The constant pressure condition

The system under condition of $p_{ex} = const$

This is a very simple situation. All we are saying is that the external pressure, i.e. the pressure exerted by the surroundings on the system, is constant. We do not know anything about the system pressure p. It may vary or stay the same, depending on the details of the process in question.

The system under condition of p = const

Rather surprisingly, this is a quite complicated situation. Imagine that we have a glass filled with a water/ice mixture - as the system absorbs heat from the air in the room, the ice will melt and the volume occupied by the mixture will decrease, but the pressure will remain at it's normal value, about 1 atm. Another situation might be a test-tube with a reacting mixture under a hood - as the reaction progresses gaseous products may be released, the reacting mixture might heat up etc. Still, the pressure will remain at the normal value of 1 atm. How is this possible? The answer is that to assure conditions of constant pressure in our system, we have to put it in contact with a special kind of surroundings, which will adjust to changes in volume without changing their pressure (the technical name is a volume reservoir).

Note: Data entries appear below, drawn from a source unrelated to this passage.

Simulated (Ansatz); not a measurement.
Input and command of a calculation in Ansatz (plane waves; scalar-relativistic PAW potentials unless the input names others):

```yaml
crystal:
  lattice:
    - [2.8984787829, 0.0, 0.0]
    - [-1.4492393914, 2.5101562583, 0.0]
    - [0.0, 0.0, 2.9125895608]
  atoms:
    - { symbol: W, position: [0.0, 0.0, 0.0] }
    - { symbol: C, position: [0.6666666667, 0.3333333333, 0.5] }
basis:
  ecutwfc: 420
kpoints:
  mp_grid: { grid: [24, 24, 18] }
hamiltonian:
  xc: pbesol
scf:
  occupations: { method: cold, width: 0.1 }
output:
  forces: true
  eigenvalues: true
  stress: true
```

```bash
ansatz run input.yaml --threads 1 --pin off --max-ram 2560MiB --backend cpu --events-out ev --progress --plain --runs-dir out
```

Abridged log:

We prepare the surroundings in a state where the external pressure $p_{ex}$ is equal to our desired pressure. We place the system in contact with these surroundings. If the initial system pressure is higher than $p_{ex}$ , the system will expand, if the initial system pressure is lower than $p_{ex}$ , the system will be compressed. In the end, mechanical equilibrium will be reached:

$\begin{displaymath}p = p_{ex} \end{displaymath}$

Because of the special property of the surroundings, the changes in the system will not lead to a measurable change in the pressure in the surroundings, which will remain at its pre-determined value of $p_{ex}$ . We can write this as

$\begin{displaymath}p = p_{ex} = const \end{displaymath}$

This is the real meaning of the statement "the system is at a constant pressure p". Thus, a system at constant pressure p is actually in mechanical equilibrium with surroundings at the same pressure.

Physical justification

Let us think of the "supersystem" consisting of system + surroundings. In this isolated system, the volume is constant:

$\begin{displaymath}V_{tot} = V + V' = const or \Delta V + \Delta V' = 0 \end{displaymath}$

where V and V' are the volumes of the system and surroundings. This tells us that the volume changes in the system and surroundings are equal in magnitude but opposite in sign.

We will introduce the iosthermal compressibility of the surroundings

$\begin{displaymath}\kappa' = -\frac{1}{V'}\left(\frac{\partial V'}{\partial p'}\right)_{T'} \end{displaymath}$

where T' and p' refer to the temperature and pressure of the surroundings (p' here is the same as the $p_{ex}$ used in the previous sections; the "-" sign in the equation is there to make the quantity positive). The change in pressure $\Delta p'$ corresponding to a small change in volume $\Delta V'$ may then be calculated as

$\begin{displaymath}\Delta p ' \approx -\frac{1}{\kappa'}\frac{\Delta V'}{V'} \end{displaymath}$

How can we make $\Delta p'$ small? The easiest way is to make V' very large, much larger than the changes in system volume $\Delta V$ (which have the same magnitude as the changes in surroundings volume $\Delta V'$ ). Then the fraction $\Delta V'/V'$ , i.e. the relative volume change in the surroundings, will be small. The atmosphere certainly has this property - the fractional volume change of the atmosphere caused by melting of ice in a glass is negligible. The atmosphere also has a relatively high compressibility $\kappa'$ , another factor that makes $\Delta p'$ small.

Thus, the ideal volume reservoir has a large volume and large compressibility.

The isothermal compressibility

$\begin{displaymath}\kappa = -\frac{1}{V}\left(\frac{\partial V}{\partial p}\right)_{T} \end{displaymath}$

is an important material property, characterizing the ease of changing the volume by applying pressure.

This quantity may easily be calculated for the ideal gas using the formula for p:

$\begin{displaymath}V = \frac{nRT}{p} \end{displaymath}$

Thus

$\begin{displaymath}\kappa = -\frac{1}{V}\left(\frac{\partial (\frac{nRT}{p})}{\partial p} \right)_{T} = \frac{nRT}{Vp^2} = \frac{1}{p}\end{displaymath}$

The ideal gas has higher compressibility at lower pressures.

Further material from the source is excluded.